VLAN Discovery Failed
Sometimes you can see plenty of strange entries while observing vmkernel.log related to FCoE. It won’t be unusual if you use FCoE. However, if you don’t you could be a little bit curious or even worried about it, the timeouts or “link down” entries aren’t normal for most of vSphere Admins.
The problem could be seen when you are using some kinds of converged network cards. In my case it was HPE C7000 with Virtual Connects and Qlogic 57840. It’s a 10 Gb/s NIC which is also capable of FCoE and iSCSI offload. Anyway, FCoE isn’t used in any part of this infrastructure. Therefore fallowing entries were a little bit strange for me:
<3>bnx2fc:vmhba32:0000:87:00.0: bnx2fc_vlan_disc_timeout:218 VLAN 1002 failed. Trying VLAN Discovery.
<3>bnx2fc:vmhba32:0000:87:00.0: bnx2fc_start_disc:3260 Entered bnx2fc_start_disc
<3>bnx2fc:vmhba32:0000:87:00.0: bnx2fc_vlan_disc_timeout:193 VLAN Discovery Failed. Trying default VLAN 1002
<6>host4: fip: link down.
<6>host4: libfc: Link down on port ( 0)
<3>bnx2fc:vmhba32:0000:87:00.0: bnx2fc_vlan_disc_cmpl:266 vmnic2: vlan_disc_cmpl: hba is on vlan_id 1002
Furthermore I realized that in statistic of HBA there are listed two unfamiliar adapters: vmhba32 and vmhba33, what else they are listed with different driver used and with no traffic passed.
The driver bnx2fc indicates that it’s a driver of my network card. That’s means that the driver is loaded even if you do not use FCoE. The driver used for my network card is bnx2x, but there available and installed also bnx2fc, bnx2i, bnx2 and cnic. I was determined to make my vmkernel as clear as possible so I decided to turn it off.
After some investigation and test I managed to do it and get rid of these rubbish entries.
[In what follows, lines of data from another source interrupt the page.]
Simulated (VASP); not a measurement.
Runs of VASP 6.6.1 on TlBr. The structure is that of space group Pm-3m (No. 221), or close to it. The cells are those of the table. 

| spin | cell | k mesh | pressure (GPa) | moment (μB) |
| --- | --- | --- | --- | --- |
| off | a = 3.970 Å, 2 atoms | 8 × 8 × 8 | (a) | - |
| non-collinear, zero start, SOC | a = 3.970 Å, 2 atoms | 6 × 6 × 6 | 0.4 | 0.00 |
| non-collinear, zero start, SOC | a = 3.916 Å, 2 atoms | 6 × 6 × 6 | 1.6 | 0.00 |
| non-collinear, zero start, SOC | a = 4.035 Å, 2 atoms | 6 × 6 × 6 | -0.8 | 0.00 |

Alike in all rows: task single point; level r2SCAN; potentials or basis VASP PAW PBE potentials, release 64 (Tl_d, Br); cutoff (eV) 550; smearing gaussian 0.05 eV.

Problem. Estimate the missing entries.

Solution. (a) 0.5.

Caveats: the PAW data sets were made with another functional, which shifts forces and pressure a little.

To turn off the FCoE in case you do not use it, you have to perform fallowing steps:
1. Remove the bnx2fc vib
# esxcli software vib remove --vibname=scsi-bnx2fc
2. Move to /etc/rc.local.d and remove a script called 99bnx2fc.sh which is responsible for loading the driver when the host boots.
3. Disable the FCoE on all network cards involved:
# esxcli fcoe nic disable -n vmnicX
4. Reboot the host and check that the errors aren’t present anymore in the logs.
Despite in driver version 2.713.10.v60.4 according to release notes which can be found here the problem should be resolved, however in my case it wasn’t.